The same high-profile assets that make California an engine for America’s creativity and economy – think Silicon Valley and Hollywood – have made it a magnet for international criminal enterprises. If that sounds like a cover story for “Duh Magazine,” the first comprehensive report about it was released here Thursday, and it backs up the assertions with data and investigative evidence – and recommends what to do next.

“California is a global leader on a number of fronts and, unfortunately, transnational criminal activity is one of them,” says a report by California Attorney General Kamala Harris, calling the state the top target in the United States for fraudulent and lawless organizations originating everywhere from China to Africa to Eastern Europe.

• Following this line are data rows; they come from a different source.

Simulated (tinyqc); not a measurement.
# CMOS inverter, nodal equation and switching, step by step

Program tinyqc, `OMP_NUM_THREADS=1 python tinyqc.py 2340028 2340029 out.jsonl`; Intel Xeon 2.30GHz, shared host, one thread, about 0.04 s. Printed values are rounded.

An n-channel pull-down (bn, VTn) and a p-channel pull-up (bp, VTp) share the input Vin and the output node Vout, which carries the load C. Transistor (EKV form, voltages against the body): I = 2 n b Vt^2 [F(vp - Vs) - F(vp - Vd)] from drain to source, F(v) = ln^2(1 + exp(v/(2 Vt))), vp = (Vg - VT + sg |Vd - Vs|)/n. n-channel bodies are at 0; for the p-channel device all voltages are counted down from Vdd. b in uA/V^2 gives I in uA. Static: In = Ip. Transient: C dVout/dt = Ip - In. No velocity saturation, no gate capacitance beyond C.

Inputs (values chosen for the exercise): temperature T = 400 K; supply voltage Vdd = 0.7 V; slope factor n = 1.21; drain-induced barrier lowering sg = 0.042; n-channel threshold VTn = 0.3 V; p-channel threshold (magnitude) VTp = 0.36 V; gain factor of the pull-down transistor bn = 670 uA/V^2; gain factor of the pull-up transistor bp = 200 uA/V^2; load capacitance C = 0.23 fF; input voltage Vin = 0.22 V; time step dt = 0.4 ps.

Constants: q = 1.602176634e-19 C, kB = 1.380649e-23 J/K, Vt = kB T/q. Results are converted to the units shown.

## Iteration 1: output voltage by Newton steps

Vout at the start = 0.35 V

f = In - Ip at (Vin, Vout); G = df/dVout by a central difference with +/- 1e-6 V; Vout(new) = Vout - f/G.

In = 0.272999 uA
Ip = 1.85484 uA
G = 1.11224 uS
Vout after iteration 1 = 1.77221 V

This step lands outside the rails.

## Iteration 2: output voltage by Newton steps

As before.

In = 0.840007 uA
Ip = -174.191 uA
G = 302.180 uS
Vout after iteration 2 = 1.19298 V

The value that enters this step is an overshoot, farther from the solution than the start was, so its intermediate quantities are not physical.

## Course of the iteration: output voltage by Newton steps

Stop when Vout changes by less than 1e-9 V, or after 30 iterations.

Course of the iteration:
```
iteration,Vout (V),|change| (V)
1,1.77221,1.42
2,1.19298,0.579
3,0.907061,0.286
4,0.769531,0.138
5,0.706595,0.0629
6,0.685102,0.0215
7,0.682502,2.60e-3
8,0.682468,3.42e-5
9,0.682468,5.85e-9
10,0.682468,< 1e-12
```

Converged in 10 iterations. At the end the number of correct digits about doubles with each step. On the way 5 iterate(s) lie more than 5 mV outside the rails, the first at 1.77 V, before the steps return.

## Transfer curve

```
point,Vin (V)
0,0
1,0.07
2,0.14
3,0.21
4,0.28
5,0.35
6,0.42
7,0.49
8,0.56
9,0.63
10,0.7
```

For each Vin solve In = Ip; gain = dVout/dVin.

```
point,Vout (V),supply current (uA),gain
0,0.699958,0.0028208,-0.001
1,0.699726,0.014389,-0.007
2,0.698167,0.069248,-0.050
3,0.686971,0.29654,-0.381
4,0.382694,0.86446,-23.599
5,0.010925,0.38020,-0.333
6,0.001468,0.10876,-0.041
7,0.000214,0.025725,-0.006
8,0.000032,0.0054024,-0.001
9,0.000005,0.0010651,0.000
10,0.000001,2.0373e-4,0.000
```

Specifically, California leads all US states in the number of victims of Internet crimes, the number of computer systems hacked or attacked by malware, the amount of financial losses suffered by all of the above, and the number of victims of identity fraud, according to the 181-page report, entitled “Gangs Beyond Borders.”

The report describes operations as running “the gamut from traditional crimes – such as narcotics, weapons or human trafficking – to complex money laundering schemes and specialized cybercrimes.”

The amount of illicit money moving through California’s economy – approximately the world’s eighth largest – “threatens the security of the state’s financial institutions, local businesses, and communities, with an estimated $30 to $40 billion in illicit funds laundered through California commerce every year,” it says.

From 2009 to 2012, the number of intentional breaches of computer networks and databases in the US jumped by 280 percent, and California – whose gross domestic product is currently $2 trillion – leads the nation, it says.

"It is no surprise that California is in the sights of transnational criminal organizations which commit large-scale crimes involving the theft of Intellectual Property,” says Prof. James Cooper, director of the International Legal Studies Program at California Western School of Law in San Diego. “Much of the state's economy is based on IP rights and the revenue streams that innovation brings,” he writes in an e-mail.

Some cybercrime experts say the report only states the obvious.

“It’s not really news that this is going on. The question is, what are they going to do about it?” says Peter Toren, author of “Intellectual Property and Computer Crimes” and a former federal investigator of cybercrimes. The state, he says, should concentrate on educating in-state corporations how to avoid cybercrimes rather than trying to go after organizations in foreign lands. “The federal government should be doing that,” he says.

The report calls for the Legislature to change state law so that prosecutors can freeze the assets of transnational criminal organizations and associated gangs before seeking an indictment.

Some question that recommendation.

“Seeking pre-indictment seizure of assets – I get it, but it could be subject to abuse and I don’t like it. And indictments are prepared under seal so contemporaneous seizure would accomplish the same,” says Ian Wallach, an intellectual property attorney.

The report also says the state should mimic federal law by increasing punishment for people convicted of supervising, managing, or financing transnational criminal organizations.

Attorney General Harris “is apparently seeking harsher prison sentences for supervising or managing transactional offenders than those currently in place,” Mr. Wallach says. “I don’t think prolonged incarceration ever works as a deterrent, and it is terribly expensive. Our prisons are already unconstitutionally overcrowded – largely as a result of unnecessarily long sentences.”

But Professor Cooper sees drawbacks to how punishment is currently meted out. "The reason that transnational criminal organizations engage in these illicit industries [involving intellectual property] is that the profit margins are so high and the fines (or ... prison time) are so low,” he writes. “Why transport cocaine or meth when you can just copy a Hollywood DVD and make big bucks selling it on street corners around California's cities?"

Some question Harris’s motivations in releasing the report.

“I think she is coming out with this simply as a way to draw attention to excite the public about the issue to get more funds to battle the problem,” says Rob D’Ovidio, assistant professor at Drexel University in Philadelphia, where he teaches for the criminal justice program.

If so, that’s not a bad idea, others say.

“More power to her,” says Rachel Ehrenfeld, director of the New York-based American Center for Democracy. “This is an issue that sorely needs our attention. Many people are asleep about this.”